With the studio set to hit a profit record this year, thanks to such box-office hits as Jurassic World, Furious 7 and Minions — which all topped $1 billion worldwide, the first time any studio has had three such blockbusters in a single year — Cavanagh said the company will continue to look for solid financials in the movie business in the coming years. He said the studio will have a “strategic” slate with big franchises and animation titles in 2016, “but not as big a slate” as this year. “We have lifted the cruising altitude of the film business and will continue to drive that,” said Cavanagh.
He later explained that the studio has taken a “strategic” approach to its slate that allows it to manage films for single years and over multiyear periods. “The business is in good shape to be a major contributor in the future,” said Cavanagh.
Among the organizational changes that have helped film performance this year and will continue doing so are the fact that Universal has made its marketing side a global business and taken its China distribution in-house, the Comcast CFO said.
Cavanagh also touted growth in retransmission consent fee revenue at NBC, saying it will come in at around $400 million-$500 million this year, with the higher figure in line with a target cited in the past by NBCUniversal CEO Steve Burke. Cavanagh also forecast $800 million in retrans revenue in 2016, well above the $4 million the company earned years ago when it first started receiving retrans fees from pay TV operators.
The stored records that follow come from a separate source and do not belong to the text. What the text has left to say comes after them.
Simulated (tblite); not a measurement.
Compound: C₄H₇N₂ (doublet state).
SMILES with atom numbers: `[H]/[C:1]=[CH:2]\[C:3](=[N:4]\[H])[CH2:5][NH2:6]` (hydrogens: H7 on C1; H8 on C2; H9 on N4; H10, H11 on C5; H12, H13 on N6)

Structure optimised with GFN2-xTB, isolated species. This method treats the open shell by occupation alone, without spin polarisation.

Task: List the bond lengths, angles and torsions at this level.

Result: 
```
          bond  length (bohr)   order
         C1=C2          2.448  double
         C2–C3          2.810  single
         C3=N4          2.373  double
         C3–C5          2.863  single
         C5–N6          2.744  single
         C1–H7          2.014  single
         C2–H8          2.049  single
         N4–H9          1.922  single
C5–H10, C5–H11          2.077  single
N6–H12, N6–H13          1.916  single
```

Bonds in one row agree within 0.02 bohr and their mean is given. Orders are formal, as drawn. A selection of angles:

Cavanagh said that beyond retrans revenue, theme parks also will continue to be a key growth driver at NBCUniversal in 2016. The company has been adding new attractions at its parks and in September agreed to buy a 51 percent stake in theme parks operator Universal Studios Japan for $1.5 billion, which has so far operated as an independent company under license from NBCU.
Can investors expect lower programming cost growth at the Comcast cable systems business? “Sadly, no,” said Cavanagh.
Earlier in the year, Comcast, the largest U.S. cable operator, abandoned its planned acquisition of Time Warner Cable amid regulatory opposition. Charter Communications, in which John Malone’s Liberty Media owns a big stake, then struck a deal to buy TWC, which is being looked at by regulators.
The UBS investor conference features the CEOs and other top executives from industry players. It is widely seen as the final event of the year where big-name execs provide an outlook for the new year and sound off on hot-button issues.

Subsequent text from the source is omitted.